Excellent New Resource for Growing Veggies and Herbs Indoors
Ever since I accidentally discovered that I could grow peas indoors a few years ago, I have been experimenting with indoor food growing with a variety of vegetables and herbs.
I used to just start the seeds indoors and then plant everything outdoors in the spring and fall, but that unexpected appearance of one beautiful pea pod dangling under my indoor grow lights, while winter was wailing outside, changed everything. Suddenly I realized I could do so much more indoors as well.
Some links go to my affiliate account at Amazon.com
Indoor Kitchen Gardening: Turn Your Home Into a Year-Round Vegetable Garden by Elizabeth Millard is the first book I’ve found that teaches indoor food growing in simple terms and matches my own experience.
The same way The Year Round Vegetable Garden: How to Grow Your Own Food 365 Days a Year No Matter Where You Live by Niki Jabbour got me started with outdoor winter veggie growing (here in Ontario, Canada), Indoor Kitchen Gardening is an excellent resource for anyone who want to try growing some sprouts, greens, herbs (and lots more veggies) in their home.
The book is just the right length, provides the right amount of detail, and the images are engaging, useful, and quite inspiring. If you’re like me and find vegetable plants beautiful unto themselves, the fact that you can grow them indoors—and eat them too!—is rather fabulous indeed.
Veggies and Herbs You Can Grow Indoors
I’ve had the best success with:
- Leafy greens (not head lettuces) including spinach and arugula (and many more)
- Sprouts and microgreens – see How to Grow Microgreens
- Cherry tomatoes
- Carrots (you can also grow them in jars)
- Swiss chard
If you’re interested trying indoor food growing, I’d definitely recommend getting the book or asking your local library to buy it.
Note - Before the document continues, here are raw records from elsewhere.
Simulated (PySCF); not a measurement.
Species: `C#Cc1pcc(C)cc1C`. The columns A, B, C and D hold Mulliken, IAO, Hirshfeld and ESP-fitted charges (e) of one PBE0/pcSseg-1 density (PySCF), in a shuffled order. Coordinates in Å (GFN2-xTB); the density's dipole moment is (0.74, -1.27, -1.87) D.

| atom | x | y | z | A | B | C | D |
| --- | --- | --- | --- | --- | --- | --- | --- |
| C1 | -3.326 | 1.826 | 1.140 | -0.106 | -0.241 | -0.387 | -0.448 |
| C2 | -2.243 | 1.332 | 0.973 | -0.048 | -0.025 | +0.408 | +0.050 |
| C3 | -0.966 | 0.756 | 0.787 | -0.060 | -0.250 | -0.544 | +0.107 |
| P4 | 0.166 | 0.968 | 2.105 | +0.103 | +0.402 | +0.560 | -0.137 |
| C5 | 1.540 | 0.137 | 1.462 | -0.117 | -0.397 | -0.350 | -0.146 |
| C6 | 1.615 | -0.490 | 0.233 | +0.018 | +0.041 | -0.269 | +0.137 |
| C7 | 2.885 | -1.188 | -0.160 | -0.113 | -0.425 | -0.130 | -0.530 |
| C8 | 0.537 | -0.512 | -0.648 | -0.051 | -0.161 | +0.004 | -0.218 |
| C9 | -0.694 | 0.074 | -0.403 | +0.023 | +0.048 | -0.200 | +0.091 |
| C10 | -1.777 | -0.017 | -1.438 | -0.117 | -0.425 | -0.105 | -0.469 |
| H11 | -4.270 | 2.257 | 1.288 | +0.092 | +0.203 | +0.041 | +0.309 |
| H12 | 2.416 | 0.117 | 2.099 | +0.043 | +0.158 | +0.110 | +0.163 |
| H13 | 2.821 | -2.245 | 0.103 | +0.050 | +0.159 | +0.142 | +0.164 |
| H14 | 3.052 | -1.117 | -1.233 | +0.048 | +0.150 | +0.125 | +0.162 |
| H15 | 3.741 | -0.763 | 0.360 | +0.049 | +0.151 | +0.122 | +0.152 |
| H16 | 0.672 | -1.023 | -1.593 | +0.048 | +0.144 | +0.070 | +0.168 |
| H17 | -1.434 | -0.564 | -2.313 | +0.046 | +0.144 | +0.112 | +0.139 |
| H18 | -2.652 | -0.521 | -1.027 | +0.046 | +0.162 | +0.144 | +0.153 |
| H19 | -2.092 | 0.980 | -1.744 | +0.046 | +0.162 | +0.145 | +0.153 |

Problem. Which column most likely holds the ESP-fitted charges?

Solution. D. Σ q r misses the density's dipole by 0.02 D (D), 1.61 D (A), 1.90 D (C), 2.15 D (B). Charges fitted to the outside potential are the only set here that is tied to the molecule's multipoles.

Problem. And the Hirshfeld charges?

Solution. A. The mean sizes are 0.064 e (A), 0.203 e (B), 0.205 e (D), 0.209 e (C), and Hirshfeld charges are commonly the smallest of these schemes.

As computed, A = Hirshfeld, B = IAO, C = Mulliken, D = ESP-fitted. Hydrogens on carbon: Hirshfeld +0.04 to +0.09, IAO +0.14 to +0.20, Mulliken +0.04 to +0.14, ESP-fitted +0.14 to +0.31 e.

Also, I’ve listed the recommended supplies and provide more how-to details on my blog at eBay (where I collaborate as a blogger).
If you’re new to growing plants indoors or starting plants from seed, start with one container of greens (I buy Mesclun Mix which contains a variety of delicious salad greens) and see how it goes. If you’re like me, once you taste the fresh greens in the middle of winter, you’ll be hooked.